For much of the past decade, during which India have lost just seven home Tests, picking a squad was a formality. Now, after a 10-wicket thrashing inside just 10 sessions at the Wankhede Stadium, a new selection panel may be forced to make some tough calls.
It's not that India have not lost heavily at home before in that time. South Africa won by an innings at Ahmedabad in 2008, after the groundsman left a generous smattering of grass on the surface for Dale Steyn and friends. At Nagpur in 2010, Steyn's breathtaking spell of 7 for 51 inspired another South African win.
This, however, was a heist on a pitch supposedly prepared to exploit Indian strengths and English weaknesses. India's spin trio – Harbhajan Singh was welcomed back after more than a year out of the Test XI – took 9 for 420. Monty Panesar and Graeme Swann took 19 for 323.
Despite the defeat, MS Dhoni, the India captain, asserted that these were the kind of pitches he preferred to play on at home. "I think this was a very good wicket," said Dhoni. "In India or in the subcontinent, matches should happen on these kind of wickets because it takes the toss out of the equation. The ball was turning from the first day itself so both teams have an equal chance, reducing the impact of the toss. Whichever team plays better cricket wins the game."
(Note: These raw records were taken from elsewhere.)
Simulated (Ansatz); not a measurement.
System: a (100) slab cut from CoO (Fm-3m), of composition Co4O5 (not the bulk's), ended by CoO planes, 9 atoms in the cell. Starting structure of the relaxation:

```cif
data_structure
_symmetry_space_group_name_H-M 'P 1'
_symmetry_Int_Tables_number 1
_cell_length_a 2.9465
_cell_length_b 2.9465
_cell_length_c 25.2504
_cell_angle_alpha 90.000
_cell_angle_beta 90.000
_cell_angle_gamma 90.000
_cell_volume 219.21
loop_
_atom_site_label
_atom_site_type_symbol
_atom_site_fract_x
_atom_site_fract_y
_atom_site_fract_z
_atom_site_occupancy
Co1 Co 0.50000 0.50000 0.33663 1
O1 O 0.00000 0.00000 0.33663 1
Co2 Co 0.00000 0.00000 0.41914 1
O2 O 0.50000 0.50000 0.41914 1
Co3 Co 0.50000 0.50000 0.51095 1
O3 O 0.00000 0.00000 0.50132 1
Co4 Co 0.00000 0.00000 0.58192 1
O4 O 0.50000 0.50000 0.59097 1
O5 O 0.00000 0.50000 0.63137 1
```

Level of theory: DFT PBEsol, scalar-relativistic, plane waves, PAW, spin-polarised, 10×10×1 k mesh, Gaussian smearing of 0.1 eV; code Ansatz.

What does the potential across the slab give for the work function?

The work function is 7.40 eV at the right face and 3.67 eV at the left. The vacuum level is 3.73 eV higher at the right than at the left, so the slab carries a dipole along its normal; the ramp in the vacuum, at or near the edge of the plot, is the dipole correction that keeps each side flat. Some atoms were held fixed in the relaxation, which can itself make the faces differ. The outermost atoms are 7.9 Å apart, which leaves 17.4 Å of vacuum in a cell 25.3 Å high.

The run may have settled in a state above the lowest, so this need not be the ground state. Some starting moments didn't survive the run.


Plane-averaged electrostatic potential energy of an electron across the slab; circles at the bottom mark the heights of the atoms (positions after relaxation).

Not everyone will see it that way. Post-match discussion in the media and among fans has focused on a golden opportunity "squandered", and of the need for harsh measures to prevent the series slipping away.
What is not clear is what the critics expect the selectors to do. Zaheer Khan has taken six wickets in four home Tests this season at 49.66 apiece. But with Umesh Yadav likely to miss the rest of the year with a back problem, it is hard to see how he can be jettisoned. Ishant Sharma averages 43 with the ball in Tests over the past two years, while Shanthakumaran Sreesanth, whose controlled outswing with the seam bolt upright once so impressed Allan Donald, has faded from view.
Irfan Pathan is an option only when there is a chance that the ball may swing, while Praveen Kumar, who bowled with great skill in England last year, seems to have suffered the same fate as Tim Bresnan after an elbow injury.
The spin larder is just as bare. Harbhajan may well be left out at Eden Gardens, despite 46 wickets at 21.76 in his seven Tests there. But chances are that a second seamer will replace him. Piyush Chawla is the leg-spinner whose googly is more effective than the stock ball, while Amit Mishra is too slow through the air to trouble elite batsmen. Future hopes like Harmeet Singh, a star of the Under-19 World Cup-winning side, are considered too callow for Test recognition.
Gautam Gambhir and Virender Sehwag have both managed one substantial innings to lessen scrutiny at the top of the order, but Cheteshwar Pujara aside, there has been no consistency. Virat Kohli has appeared too wound up, perhaps acutely conscious of how reliant the team now is on his runs. As for Sachin Tendulkar, which selector will be brave enough to ask him to do what Viv Richards did, and drop down to No 5?
"You don't chop and change players on the basis of one or two Tests," said Dhoni. "We have to give them a fair run. Otherwise, you will keep changing players every game. It is always good to give players a fair amount of games together so they are also comfortable and not thinking of selection."
Now, however, he and the rest of the management need to start thinking beyond comfort zones.